As most employers know, it is unlawful to ask an employment or promotion candidate questions which reflect bias based on race, color, age, gender, religion, or any other protected status. For example, a candidate cannot be asked about their race, age/date of birth, religion, marital status, pregnancy, children, or plans for a family. Hiring decisions cannot be based on stereotypes or assumptions about a person’s protected status. Employers and all hiring managers should be aware of these restrictions before any interview takes place.
The Equal Employment Opportunity Commission’s (EEOC) Prohibited Employment Policies/Practices guidelines provide that “[a]s a general rule, the information obtained and requested through the pre-employment process should be limited to those essential for determining if a person is qualified for the job; whereas, information regarding race, sex, national origin, age, and religion are irrelevant in such determinations.”
A recent case from the United States Court of Appeal for the Second Circuit demonstrates how complicated the analysis can get when an employer asks “prohibited” questions. In that case, a 65-year-old man applied for a senior project manager position. During his interview, the president of the company stated that he was looking for an employee who would stay 10 to 15 years and asked the applicant his age (the applicant responded only that he was “up in years” and in good physical condition). The president also asked whether he was “capable of withstanding the vigor of the position.” After the company failed to hire him, the applicant filed a failure-to-hire age discrimination lawsuit under the federal Age Discrimination in Employment Act (ADEA).
On September 27, 2016, the court ruled in the company’s favor, stating that the circumstances of the applicant not being hired failed to give rise to an inference of age discrimination. The court noted that the company employed workers of similar age or older than the applicant, and after he was passed over for the position a candidate only one year younger was hired.

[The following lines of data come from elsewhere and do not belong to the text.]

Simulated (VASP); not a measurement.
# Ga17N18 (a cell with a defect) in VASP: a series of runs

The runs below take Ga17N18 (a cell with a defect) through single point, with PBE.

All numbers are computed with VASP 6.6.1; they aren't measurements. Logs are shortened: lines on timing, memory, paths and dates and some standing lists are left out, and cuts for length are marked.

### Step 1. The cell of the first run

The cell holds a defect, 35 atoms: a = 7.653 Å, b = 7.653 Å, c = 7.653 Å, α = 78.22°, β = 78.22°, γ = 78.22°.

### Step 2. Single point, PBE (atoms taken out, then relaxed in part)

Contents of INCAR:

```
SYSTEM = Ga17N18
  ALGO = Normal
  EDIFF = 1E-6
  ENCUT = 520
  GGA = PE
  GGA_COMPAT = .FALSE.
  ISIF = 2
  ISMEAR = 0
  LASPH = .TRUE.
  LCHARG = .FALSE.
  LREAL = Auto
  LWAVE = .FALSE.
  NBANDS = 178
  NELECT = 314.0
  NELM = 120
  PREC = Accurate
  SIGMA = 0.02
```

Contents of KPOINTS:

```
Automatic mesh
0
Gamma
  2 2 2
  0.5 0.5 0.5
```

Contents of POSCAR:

Although the specific circumstances of the above case yielded a victory for the company, employers are well advised to avoid asking applicants any questions touching on their protected status or making statements which could be construed as reflecting stereotypes or assumptions about a person’s protected status. To the extent employees participate in the hiring or promotion process, they should be trained on what types of questions are unlawful and advised that only job-related questions are permissible. This is true even if an applicant volunteers information touching on their protected status.